Refer to the diagram below….
Just as we’ve done in the Simple Skirt, we’re going to measure around the waist to figure out the dimensions of our skirt. So…
• Measure your child’s waist (or your waist if making one for an adult). If you’re making this as a gift, ask the child’s parent to measure their waist, or look online for the average waist-size for that age, or take a tape measure to the store and measure the waist-size of a skirt.
• Use that measurement and the diagram below for calculations. Cut out a large rectangle of fabric for the Outer layer and a large rectangle for the Lining. If your fabric is not long enough to cut one continuous rectangle, you can cut two smaller rectangles and sew two side seams instead of one (explained in the Skirt Video HERE).

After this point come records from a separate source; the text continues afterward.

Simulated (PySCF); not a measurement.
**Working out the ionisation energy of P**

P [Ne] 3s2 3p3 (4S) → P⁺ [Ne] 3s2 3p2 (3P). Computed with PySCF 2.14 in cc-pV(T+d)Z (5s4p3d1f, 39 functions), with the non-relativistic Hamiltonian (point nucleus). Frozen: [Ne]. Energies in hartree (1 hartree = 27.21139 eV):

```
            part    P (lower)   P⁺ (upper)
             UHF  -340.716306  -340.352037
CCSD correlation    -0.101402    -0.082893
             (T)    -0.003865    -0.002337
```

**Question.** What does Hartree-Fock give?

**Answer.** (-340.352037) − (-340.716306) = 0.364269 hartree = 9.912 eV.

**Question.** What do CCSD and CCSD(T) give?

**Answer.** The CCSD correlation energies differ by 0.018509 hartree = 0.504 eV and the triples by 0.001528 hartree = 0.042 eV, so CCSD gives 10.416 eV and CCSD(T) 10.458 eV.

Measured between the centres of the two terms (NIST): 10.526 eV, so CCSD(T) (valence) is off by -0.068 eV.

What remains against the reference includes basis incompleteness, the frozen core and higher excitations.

The Lining fabric will be longer than the Outer fabric because eventually, it will fold over to the front of the skirt and create the waistband casing.
NOTE: we are using 1-inch wide braid elastic for these skirts.
• a rotary cutter, ruler, and cutting mat work great with delicate fabrics.
• Start by sewing the fabrics as separate skirts. If you’ve cut your fabric in one continuous rectangle from the previous steps, fold the fabric in half–with right sides of the fabric together–and sew the fabric together at the side seam. Then do the same for the other layer of the skirt. If you’ve cut two smaller rectangles from the previous steps, place right sides together and sew two side seams, as shown in the photo below:
• Iron out any seams IF APPROPRIATE. Do not iron fabrics that may melt or ruin under heat.
• With right sides of the fabric together, place the Outer skirt inside the Lining skirt and line them up at the bottom edges.
• Pin the two layers together all the way around the bottom of the skirt.
• Now sew the two layers together all the way around to create the hem of the skirt:
You have a few choices with finishing the hem….
You can leave it as-is so it has a slight bubble look or you can top-stitch around the bottom to make the layers flat with each other.
I chose to iron the satin layer at the seam (being careful not to iron and melt the sequin fabric) and then I left the hem as-is. I like how it drapes better and makes the skirt feel fuller.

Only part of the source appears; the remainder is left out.